Finally, our longitudinal analysis reveals that, even though webs change over time these changes are not drastic. Therefore, it should not be hard for the adversary to keep up with the changes by continuously collecting samples and incorporating them to her training set.

Survivors and Easy Preys. We study whether there are websites that are particularly good or bad at evading fingerprinting under all the configurations evaluated in this section. We compute the mean F1-Score across all configurations as an aggregate measure of the attack’s overall performance, and analyze the skew of its distribution on individual websites. We plot the CDF of the distribution of mean F1-scores over the websites in Figure 5. This distribution is heavily skewed: there are up to 15% of websites that had an F1-Score equal or lower than 0.5 and more than 50% of the websites have a mean F1-Score equal or lower than 0.7.

Figure 5: Cumulative Distribution Function (CDF) of the per-class mean F1-Score.

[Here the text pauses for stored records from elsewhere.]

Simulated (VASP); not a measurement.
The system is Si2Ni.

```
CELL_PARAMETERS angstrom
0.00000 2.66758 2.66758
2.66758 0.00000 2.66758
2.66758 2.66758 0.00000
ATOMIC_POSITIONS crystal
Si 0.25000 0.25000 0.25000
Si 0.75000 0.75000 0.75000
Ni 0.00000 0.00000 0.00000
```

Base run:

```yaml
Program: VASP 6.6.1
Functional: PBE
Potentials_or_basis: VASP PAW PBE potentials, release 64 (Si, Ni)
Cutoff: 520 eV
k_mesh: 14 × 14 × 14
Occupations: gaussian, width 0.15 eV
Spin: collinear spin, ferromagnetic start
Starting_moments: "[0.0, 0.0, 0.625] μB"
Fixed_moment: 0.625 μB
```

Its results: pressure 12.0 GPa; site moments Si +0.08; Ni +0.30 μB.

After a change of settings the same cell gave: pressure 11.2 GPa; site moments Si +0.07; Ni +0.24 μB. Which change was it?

We looked into the tails of this distribution and ranked sites by lowest mean F1-Score and lowest standard deviation. On top of that ranking we have sites that survived the attack in all configurations. Among the survivors we found Google and errored sites that misclassify between each other. For other surviving sites, after manual inspection we did not find a pattern in the websites structure or the resource loads that explains why these sites survive. We leave a more in-depth analysis of the survival of these sites for future work. In Appendix E we list the top-10 sites in the tails of the distribution.

6 DNS Defenses against fingerprinting

In this section, we compare existing defenses aimed at preventing traffic analysis attacks on encrypted DNS traces.

EDNS(0) Padding. EDNS (Extension mechanisms for DNS) is a specification to increase the functionality of the DNS protocol [65]. One of the options is the addition of padding [23] by both DNS clients and resolvers in order to prevent size-correlation attacks on encrypted DNS. The recommended padding policy is to pad DNS requests to the nearest multiple of 128 bytes and DNS responses to the nearest multiple of 468 bytes [66]. Cloudflare’s DoH client provides functionality to set EDNS(0) padding to DNS queries, but leaves the specifics of the padding policy to the user. We modify the client source code to follow the recommended padding strategy. Google’s specification also mentions EDNS padding. However, we could not find any option to activate this feature.

When conducting our data collection, we discovered that Cloudflare’s DoH resolver does not implement server-side padding. We communicated this fact to Cloudflare. They implemented padding of responses in their next release. However, they followed a strategy of padding the responses to multiples of 128 bytes, as opposed to the recommended policy of 468 bytes.

In order to also evaluate the recommended policy, we set up an HTTPS proxy, mitmproxy, between the DoH client and the Cloudflare resolver. The proxy intercepts responses from Cloudflare’s DoH resolver, strips the existing padding, and pads responses to the nearest multiple of 468 bytes.

Below, we evaluate the effectiveness against traffic analysis of padding both queries and responses, using Cloudflare’s implementation of response padding (EDNS0-128) and the recommended response padding (EDNS0-468).

Constant padding. To fully understand the potential of padding, we also simulate a setting in which all packets are padded to the same length (that of the longest packet in the dataset, with a size of 825 bytes). This implies that the classifier cannot exploit the TLS record size information.

DNS over Tor. We finally evaluate the use of Tor as a deterrent for traffic analysis attack. We use Cloudflare’s DNS over Tor service as a target.

Results. Table 7 shows the classification results for all defenses. EDNS0 padding of both queries and responses, which was intended to alleviate traffic analysis attacks, is not as effective as expected.

Padding both requests and responses, which was intended to alleviate traffic analysis attacks, is not as effective as expected. Using a response padding strategy of padding to a multiple of 128 bytes, while reducing the F1-score, is not as effective as the recommended strategy of padding to a multiple of 468 bytes. Padding all record sizes to the same size value greatly reduces the F1-score. However, it is not as effective as using Tor, probably because some order information of the records is still maintained, even if the size information is no longer available to the classifier.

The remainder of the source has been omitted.